[ANN] Net::ChooseFName

Do you have a question? Post it now! No Registration Necessary.  Now with pictures!

If you need (or thought of) something like this module, please comment
on features you miss.  It took a lot of time to chip it out of my
version of recursive NET downloader; I may be able to spend some more
time to make it yet better...



    Net::ChooseFName - Perl extension for choosing a name of a local mirror
    of a net (e.g., FTP or HTTP) resource.

      use Net::ChooseFName;
      $namer = Net::ChooseFName->new(max_length => 64);     # Copies to CD ok

      $name = $namer->find_name_by_response($LWP_response);
      $name = $namer->find_name_by_response($LWP_response, $as_if_content_type);

      $name = $namer->find_name_by_url($url, $suggested_name,
                                       $content_type, $content_encoding);
      $name = $namer->find_name_by_url($url, $suggested_name, $content_type);
      $name = $namer->find_name_by_url($url, $suggested_name);
      $name = $namer->find_name_by_url($url);

      $namer_returns_undef = Net::ChooseFName->failer();    # Funny constructor

    This module helps to pick up a local file name for a remote resource
    (e.g., one downloaded from Internet). It turns out that this is a tricky
    business; keep in mind that most servers are misconfigured, most URLs
    are malformed, and most filesystems are limited w.r.t. possible
    filenames. As a result most downloaders fail to work in some situations
    since they choose names which are not supported on particular
    filesystems, or not useful for "file:///"-related work.

    Because of the many possible twists and ramifications, the design of
    this module is to be as much configurable as possible. One of ways of
    configurations is a rich system of options which influence different
    steps of the process. To cover cases when options are not flexible
    enough, the process is broken into many steps; each step is easily
    overridable by subclassing "Net::ChooseFName".

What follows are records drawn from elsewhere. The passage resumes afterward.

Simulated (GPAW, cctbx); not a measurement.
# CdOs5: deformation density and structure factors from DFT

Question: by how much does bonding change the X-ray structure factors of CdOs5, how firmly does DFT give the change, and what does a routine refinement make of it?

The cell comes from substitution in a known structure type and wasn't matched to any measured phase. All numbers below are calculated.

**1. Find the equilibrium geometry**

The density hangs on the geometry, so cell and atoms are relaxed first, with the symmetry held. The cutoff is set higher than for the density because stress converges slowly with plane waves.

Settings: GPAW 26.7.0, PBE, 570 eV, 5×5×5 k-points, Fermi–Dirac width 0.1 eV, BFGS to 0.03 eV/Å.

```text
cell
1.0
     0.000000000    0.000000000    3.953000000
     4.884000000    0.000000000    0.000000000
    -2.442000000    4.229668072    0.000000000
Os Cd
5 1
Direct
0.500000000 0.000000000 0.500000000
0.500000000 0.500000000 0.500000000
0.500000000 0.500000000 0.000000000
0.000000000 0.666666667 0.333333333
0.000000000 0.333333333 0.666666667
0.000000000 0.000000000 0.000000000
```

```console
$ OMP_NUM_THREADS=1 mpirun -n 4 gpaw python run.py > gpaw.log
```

    The defaults are chosen to be as safe as possible while not getting very
    much into the ways. For example, since "%" is a special character on
    DOSish shells, to simplify working from command line on such systems, we
    avoid this letter in generated file names. Similarly, since MacOS has
    problems with filenames with 8-bit characters, we avoid them too; since
    may Unix programs have problem with spaces in file names, we massage
    them into underscores; the length of the longest file path component is
    restricted to 255 chars.

    Note that in many situations it is advisable to make these restrictions
    yet stronger. For example, for copying to CD one should restrict names
    yet more ("max_length => 64"); for copying to MSDOS file systems enable
    option "'8+3' => 1".

    [In the description of methods the $self argument is omitted.]

  Principal methods
    new(OPT1 => $val1, ...)
        Constructor method. Creates an object with given options. Default
        values for the unspecified options are (comments list in which
        methods this option is used):

          protect       =>              # protect_characters()
                                        # $1 should contain the match
          protect_pref  => '@',         # protect_characters(),
          root          => '.',         # find_directory()
          dir_mode      => 0775,        # directory_found()
          mkpath        => 1,           # directory_found()
          max_suff_len  => 4,           # split_suffix()        'jpeg'
          keepsuff_same_mediatype => 1, # choose_suffix()
          type_suff     =>              # choose_suffix()
                           {'text/ftp-dir-listing' => '.dirl'}
          keep_suff     => { text/plain => 1,
                             application/octet-stream => 1 },
          short_suffices =>             # eight_plus_three()
                           {jpeg => 'jpg', html => 'htm',
                            'tar.bz2' => 'tbz', 'tar.gz' => 'tgz'},
          suggest_disposition => 1,     # find_name_by_response()
          suggested_only_basename => 1, # find_name_by_response(), raw_name()
          fix_url_backslashes => 1,     # protect_characters()
          max_length    => 255,         # fix_dups(), fix_component()
          cache_name    => 1,           # name_found()
          queryless_types =>            # url_takes_query()
                 { map(($_ => 1),       #
http://filext.com/detaillist.php?extdetail=DJV 2005/01
                       qw(image/djvu image/x-djvu image/dejavu image/x-dejavu
                          image/djvw image/x.djvu image/vnd.djvu ))},
          queryless_ext => { 'djvu' => 1, 'djv' => 1 }, # url_takes_query()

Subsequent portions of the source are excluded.